Ryse is supposed to be a combat focused game and my first thought after playing it was there was too much focus on quick time events. Also, it was way to easy to lock enemies into QTEs. It’s not unusual for demos to play different from the final game. For example, you can’t die in the Ryse demo and you have an unlimited number of troops that back you up in formation mode. This won’t happen in the retail game, which is slated for release as an Xbox One launch title. However, Ryse’s combat felt like it was very much a work in progress for a game just a few months away, so Siliconera pulled Crytek producer Michael Read aside and asked him a few questions.
When I played Ryse I noticed, that when you fight multiple guys you can just press the A button to block without worrying about the direction an enemy was coming at you. It seemed kind of easy, since you didn’t need to change the direction Marius is facing when it came to blocking.
Michael Read, Producer at Crytek: No. It’s not on this demo specifically. When they come in at a specific range, Marius will go into a combat pose.
It you’d like notice, that’s also on the combat side too. I mean if you have two guys that are spread apart; much in a similar way like [the] Batman [Arkham series]. You are attacking one [enemy]. You know that guy is over there. You push the stick and start hitting him and he [Marius] will charge over to him and hacking him. We are working on the block mechanics.
How is the combo system going to work? God of War is a combo heavy game, while in Ryse I only needed to hit an enemy once or twice before moving into an execution state.

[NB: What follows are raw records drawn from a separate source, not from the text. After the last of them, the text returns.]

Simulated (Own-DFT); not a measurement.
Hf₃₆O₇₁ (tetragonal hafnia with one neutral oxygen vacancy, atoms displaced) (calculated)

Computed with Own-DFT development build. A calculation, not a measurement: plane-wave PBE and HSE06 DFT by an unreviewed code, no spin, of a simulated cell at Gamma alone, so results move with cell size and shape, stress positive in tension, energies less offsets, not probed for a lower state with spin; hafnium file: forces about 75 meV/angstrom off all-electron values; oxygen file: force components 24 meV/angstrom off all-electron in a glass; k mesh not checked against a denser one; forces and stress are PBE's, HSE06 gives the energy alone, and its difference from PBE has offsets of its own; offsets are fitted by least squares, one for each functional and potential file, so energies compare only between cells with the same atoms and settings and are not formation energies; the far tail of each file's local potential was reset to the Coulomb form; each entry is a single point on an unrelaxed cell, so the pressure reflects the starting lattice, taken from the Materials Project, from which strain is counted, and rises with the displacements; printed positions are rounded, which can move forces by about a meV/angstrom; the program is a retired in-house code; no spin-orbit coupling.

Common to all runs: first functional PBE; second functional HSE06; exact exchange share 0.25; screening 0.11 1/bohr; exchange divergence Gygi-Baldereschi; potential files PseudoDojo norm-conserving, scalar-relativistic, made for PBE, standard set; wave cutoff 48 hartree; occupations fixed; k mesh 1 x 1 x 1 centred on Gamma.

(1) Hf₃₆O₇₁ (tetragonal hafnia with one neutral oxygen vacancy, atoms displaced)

This is why had need to do a deeper explanation because what we presented on the kit for E3 was being perceived as what the final game is going to be. And really, it was a very tiny slice. There are some scripted moments in there that we had to put in. There are a couple of guys you strike them two times – especially the first guy you strike in there he immediately goes into an execution state. This is the same demo that we used in actual E3 piece that we’ve shown online as well.
What you’re going to see in the final game, you’re going to see various levels of difficulty from easy mode I think up to nightmare. I don’t know if they have decided on that. But, what’s going to change in there is the amount of the damage that enemies is going to do to you and how accurate that you are going to do on blocking. And then of course what ties into that is execution state when you put them into that. Some of the higher archetype guys, I mean they are going to take a lot of hits to put it. We are going to throw some stupid guys in there, where it’s probably going to take two hits, especially early on in the game to get you used to the control system and how that all works. There’s a lot we should have explained. We didn’t do a good job of doing that.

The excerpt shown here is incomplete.